Eric Schmidt and Mike Lesk initially developed the code for Lex, which was intended for Unix-based systems.
Function of Lex
Lexical Analyzer Creation: The process begins by creating a program called lex.1 using Lex's language. This program defines the rules and patterns for recognizing tokens in the source code
Lex Compiler Execution: The lex.1 program is then executed using the Lex compiler. This step generates a C program named lex.yy.c
C Compiler Execution: The C compiler is then used to compile the generated lex.yy.c program. The result is an object program referred to as a.out
Lexical Analysis: The a.out object program is essentially a lexical analyzer. When this program is run, it takes an input stream of source code and transforms it into a sequence of tokens based on the rules defined in the original lex.1 program
LEX Source Program
A LEX source program is a collection of instructions and patterns. These instructions and patterns are written in the LEX programming language. LEX is a tool used for generating lexical analyzers. It tokenizes input source code into meaningful units called tokens.
The LEX source program defines how these tokens are recognized and processed. It consists of regular expressions that describe the patterns of tokens and corresponding actions to be taken when those patterns are encountered in the source code. This program serves as a set of rules that instructs LEX on how to break down a stream of characters from the input source code into tokens. These tokens can represent keywords, identifiers, operators, and other language constructs. There are two main components of this Lex source program:
Auxilary Definitions: These are often located in the "Definitions Section" of the LEX source program. These are user-defined macros or variables that simplify the expression of regular expressions and actions in the program
Translation Rules: These are commonly found in the "Rules Section" of the LEX source program. They establish the mapping between patterns and actions. Each translation rule consists of a regular expression pattern followed by the action to be executed when that pattern is matched in the input source code
Working of Lex
The working of lex in compiler design as a lexical analysis takes place in multiple steps. Firstly we create a file that describes the generation of the lex analyzer. This file is written in Lex language and has a .l extension. The lex compiler converts this program into a C file called lex.yy.c. The C compiler then runs this C file, and it is compiled into a.out file. This a.out file is our working Lexical Analyzer which will produce the stream of tokens based on the input text.
Lex File Format
Any lex file consists of the following three parts-
Definitions: This section of lex files contains declarations of constant, variable, and regular definitions.

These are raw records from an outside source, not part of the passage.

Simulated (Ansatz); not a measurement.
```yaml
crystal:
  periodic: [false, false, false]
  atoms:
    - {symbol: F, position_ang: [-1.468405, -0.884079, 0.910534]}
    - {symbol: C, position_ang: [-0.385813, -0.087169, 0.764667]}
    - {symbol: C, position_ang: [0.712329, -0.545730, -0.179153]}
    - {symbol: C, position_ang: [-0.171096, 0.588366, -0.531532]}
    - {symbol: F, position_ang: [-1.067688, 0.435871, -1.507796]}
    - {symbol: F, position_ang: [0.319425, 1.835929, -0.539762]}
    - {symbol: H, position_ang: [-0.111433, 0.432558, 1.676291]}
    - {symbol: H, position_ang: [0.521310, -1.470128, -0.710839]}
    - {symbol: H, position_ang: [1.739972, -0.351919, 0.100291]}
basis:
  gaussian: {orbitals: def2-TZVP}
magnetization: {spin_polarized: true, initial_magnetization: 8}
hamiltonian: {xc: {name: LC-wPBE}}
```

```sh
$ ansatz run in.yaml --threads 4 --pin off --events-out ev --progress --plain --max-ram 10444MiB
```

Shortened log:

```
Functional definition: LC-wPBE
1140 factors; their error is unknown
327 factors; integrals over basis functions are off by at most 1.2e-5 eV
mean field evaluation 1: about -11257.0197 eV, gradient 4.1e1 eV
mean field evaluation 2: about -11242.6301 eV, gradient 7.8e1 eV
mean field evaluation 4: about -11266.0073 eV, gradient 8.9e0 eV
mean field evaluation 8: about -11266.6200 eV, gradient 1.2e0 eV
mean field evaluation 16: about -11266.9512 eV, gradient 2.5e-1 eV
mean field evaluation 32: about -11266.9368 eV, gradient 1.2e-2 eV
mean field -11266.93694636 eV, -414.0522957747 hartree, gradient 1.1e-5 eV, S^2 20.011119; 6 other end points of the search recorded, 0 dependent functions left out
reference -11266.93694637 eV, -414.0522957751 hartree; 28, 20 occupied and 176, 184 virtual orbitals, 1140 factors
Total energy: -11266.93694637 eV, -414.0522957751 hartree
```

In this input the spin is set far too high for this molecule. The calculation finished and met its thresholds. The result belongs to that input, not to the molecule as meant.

Rules: This section of the lex files defines the rules in the form of the regular expressions and corresponding actions that the lexer should take to identify tokens in the input stream. Each rule consists of a regular expression followed by a code block that specifies the action to take when the regular expression matches. The rule is in the form of- p1 {action1} p2 {action2} ... pn {action}. Where Pi is the ith Regular expression and action is the action that must be taken when the regular expression matches.
User Subroutines: This section contains the user-defined functions that can be used by the action code block in the rules section of the lex file.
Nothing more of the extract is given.